(Bloomberg) -- Former HSBC Holdings Plc trader Mark Johnson, the first person to be convicted in a global crackdown on currency rigging, was sentenced to two years in prison and immediately taken into custody.
Johnson bowed his head and his lawyers appeared stunned as U.S. District Judge Nicholas Garaufis in Brooklyn, New York, rejected his request to surrender at a later date. Johnson then handed his wallet to the lawyers and removed his tie before being escorted out of the courtroom by a deputy U.S. marshal. His lawyers asked that he be sent to the low-security federal prison in Allenwood, Pennsylvania.
A federal jury found the bank’s former global head of foreign exchange guilty of nine counts of wire fraud and conspiracy for front-running a $3.5 billion client order in December 2011. He was convicted in October after a month-long trial.
Garaufis said U.S sentencing guidelines indicated Johnson could face a term of nine years in prison while prosecutors argued he deserved seven years. The judge said he imposed a shorter term, citing Johnson’s family ties, his community work and noted that, as a U.K. national, Johnson would be separated from his family.
"A brief prison sentence is necessary, but anything greater is punitive," Garaufis said. "I’m assured no financial institution will ever again trust him in handling multibillion-dollar transactions."

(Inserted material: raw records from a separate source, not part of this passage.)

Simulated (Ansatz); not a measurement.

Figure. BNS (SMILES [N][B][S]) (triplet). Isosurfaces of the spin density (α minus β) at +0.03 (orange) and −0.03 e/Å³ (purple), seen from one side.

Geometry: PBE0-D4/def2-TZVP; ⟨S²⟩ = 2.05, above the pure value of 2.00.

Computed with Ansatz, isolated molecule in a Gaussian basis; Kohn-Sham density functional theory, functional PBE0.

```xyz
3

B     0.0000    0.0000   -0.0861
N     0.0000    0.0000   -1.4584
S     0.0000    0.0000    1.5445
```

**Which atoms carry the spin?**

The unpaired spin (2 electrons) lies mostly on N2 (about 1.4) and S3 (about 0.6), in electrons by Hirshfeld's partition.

Since his arrest in July 2016, Garaufis has allowed Johnson to travel back and forth from his home in England. But on Thursday, Garaufis said Johnson posed a flight risk and rejected his request to remain free while he appeals. He also fined Johnson $300,000.
The case was victory for U.S. prosecutors, as Johnson was the first person tried since the global currency-rigging scandal that resulted in the world’s largest banks paying more than $10 billion in penalties. In January, HSBC paid $100 million to resolve a U.S. Justice Department probe into the rigging of currency rates tied to the case.
In October, a trio of former British currency traders are scheduled to go on trial in federal court in Manhattan. The three are accused of rigging the foreign-exchange market by colluding over chat rooms known as "the Cartel." The men worked at JPMorgan Chase & Co., Barclays Plc and Citigroup Inc.
In an industry with “a culture of cheating,” U.S. prosecutors said sending Johnson to prison would serve as a deterrent for other traders in his position.
"Mr. Johnson should have taken that reputation and that gravitas and used it to discourage or stop these types of schemes," prosecutor Brian Young said. ‘"By virtue of his lofty position, he should have been one of the adults in the room, but instead he used his expertise to defraud his client."
HSBC was hired by Cairn Energy Plc to convert the proceeds of the sale of a subsidiary from dollars into pounds. Johnson and his colleagues promised to "drip feed" the transaction to avoid an unexpected rise in the rate. Cairn was instead defrauded because it paid a higher price for the U.K. currency after Johnson and his traders "ramped" up the pound, according to a government expert’s testimony.
Confronted by Cairn officials about the rise in the pound, the U.S. said Johnson’s co-conspirator Stuart Scott falsely blamed it on an order by a Russian Central Bank, according to the government. Scott, the former head of the bank’s currency trading in Europe, is in the U.K. fighting extradition.
Johnson took the stand at his trial, insisting Cairn got a "fair" price. He also sought to distance himself from the transaction, saying he’d left Scott, who was in London, in charge of the trading desk while he was in New York on the day of the trade.
Johnson, a U.K. citizen with a home in Hampshire, asked to serve a term of house arrest in the U.K. doing community service. Almost 130 relatives, friends and former bank colleagues wrote to Garaufis seeking leniency for him. Johnson’s wife, Diane Minihane, and his lawyers argued he was punished enough by being prosecuted and that further separation from his six children would be unnecessarily harsh.
Daniel Mantini, a former currency trader at Salomon Smith Barney and Bear Stearns who left the industry in 2012, said sending Johnson to prison would be a "travesty of justice."
"If they were going to arrest every foreign-exchange dealer for front-running big orders and/or talking smack over the phone there would be many thousands in jail," Mantini said. "This guy was in the wrong place at the wrong time."
Prosecutors used HSBC’s recorded calls which they said showed real-time talk of the front-running, including one in which Johnson and Scott discuss how high the price of the pound could rise before the client would "squeal." In another, in Johnson tells Scott, “I think we got away with it."
The government also had emails and instant messages by Johnson and his colleagues. They said Johnson sent out a message using the code words "My watch is off." That alerted at least 10 other traders on both sides of the Atlantic to began a buying spree of pounds that dominated the market minutes before the 3 p.m. deal.
"This sentence should serve as a warning to those who engage in crooked financial schemes: the Justice Department’s Criminal Division and our Law enforcement partners are watching," said John Cronan, acting Assistant Attorney General.
Johnson’s lawyers said Thursday there are substantial issues to challenge his conviction. "We’re certainly appealing," lawyer Frank Wohl said as he left court.
The case is U.S. v. Mark Johnson, 16-CR-457, U.S. District Court for the Eastern District of New York (Brooklyn).